Food & Drink

Redbud Brands’ New $46 Million Financing Round Signals Soaring Interest In Startup Studio-Backed Food And Beverage Brands

Touting higher success rate and operational efficiency, coupled with vast networks of industry talents and capital providers that are typically difficult for first-time entrepreneurs to access, venture studios are attracting concept-stage consumer brands at an unprecedented rate.

The venture studio or holding company model is not new to the technology world since the 1996 creation of Idealab, which claims it has created over 150 companies to-date with approximately 30% exiting via IPOs or acquisitions. This model essentially allows venture studios to partner with founders during the creation or incubation stage after validating their ideas through market research, and leverage their internal resources and partnerships to help them scale.

Compared to traditional VC firms and accelerators, venture studios are more proactive in building brands, involved in startups’ daily operations, in addition to providing capital funding. However, interest in venture studios from the consumer sector, including CPG-focused venture capitalists, is a recent, yet fast-growing phenomenon.

With the backing of Satori Capital, Sands Capital, and VMG Partners, Austin, Texas-based holding company Redbud Brands has secured $46 million in a latest financing round to accelerate the launch of its incubation-stage brand portfolio, while looking to acquire and create more compelling products on the market.

The company, founded by Brian Goldberg and John Ferrari, has primarily focused on creating, incubating and accelerating healthy, better-for-you consumer products since its inception in 2020, such as fermented ready-to-drink juice cocktail brand SunDaze, plant-based nutritional supplements brand KOS and cannabis-infused snacking company TSUMo Snacks. Goldberg has previously helped build Amplify Snacks Brands, parent of SkinnyPop Popcorn, as a senior executive before the company was acquired by Hershey in 2018 for $1.6 billion.

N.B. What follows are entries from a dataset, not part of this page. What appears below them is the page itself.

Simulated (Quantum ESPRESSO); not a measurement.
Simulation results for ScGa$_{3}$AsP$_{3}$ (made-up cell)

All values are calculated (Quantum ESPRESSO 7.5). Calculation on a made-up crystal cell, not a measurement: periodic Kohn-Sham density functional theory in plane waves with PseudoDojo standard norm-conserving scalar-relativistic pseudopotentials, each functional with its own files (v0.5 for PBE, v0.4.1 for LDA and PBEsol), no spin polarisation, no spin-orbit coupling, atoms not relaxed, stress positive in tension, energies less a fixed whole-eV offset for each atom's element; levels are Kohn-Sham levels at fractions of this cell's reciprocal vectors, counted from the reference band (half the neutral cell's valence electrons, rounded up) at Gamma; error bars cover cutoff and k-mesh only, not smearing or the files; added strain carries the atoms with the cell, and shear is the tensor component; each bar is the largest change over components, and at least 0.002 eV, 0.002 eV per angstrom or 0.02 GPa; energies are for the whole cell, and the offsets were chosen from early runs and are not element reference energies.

As the lead investor in this round, Randy Eisenman, cofounder and managing partner of Satori Capital believes Redbud Brands has the “specialized knowledge and key relationships to capitalize on the shift toward healthier alternatives” in the consumer space. He said: “The Redbud team’s experience across many consumer verticals and their ability to add both strategic and operational value to their portfolio companies gives them a true advantage that we think will create tremendous value for our stakeholders.”

Wayne Wu, general partner of VMG, also commented: “We’re excited about the beginnings of a partnership with long-standing friends with Brian Goldberg, John Ferrari and Redbud Brands. We have similar ideology in an ecosystem-driven approach that Redbud uniquely brings to life through its brand incubation studio. We look forward to seeing their brands come to life over the years to come.”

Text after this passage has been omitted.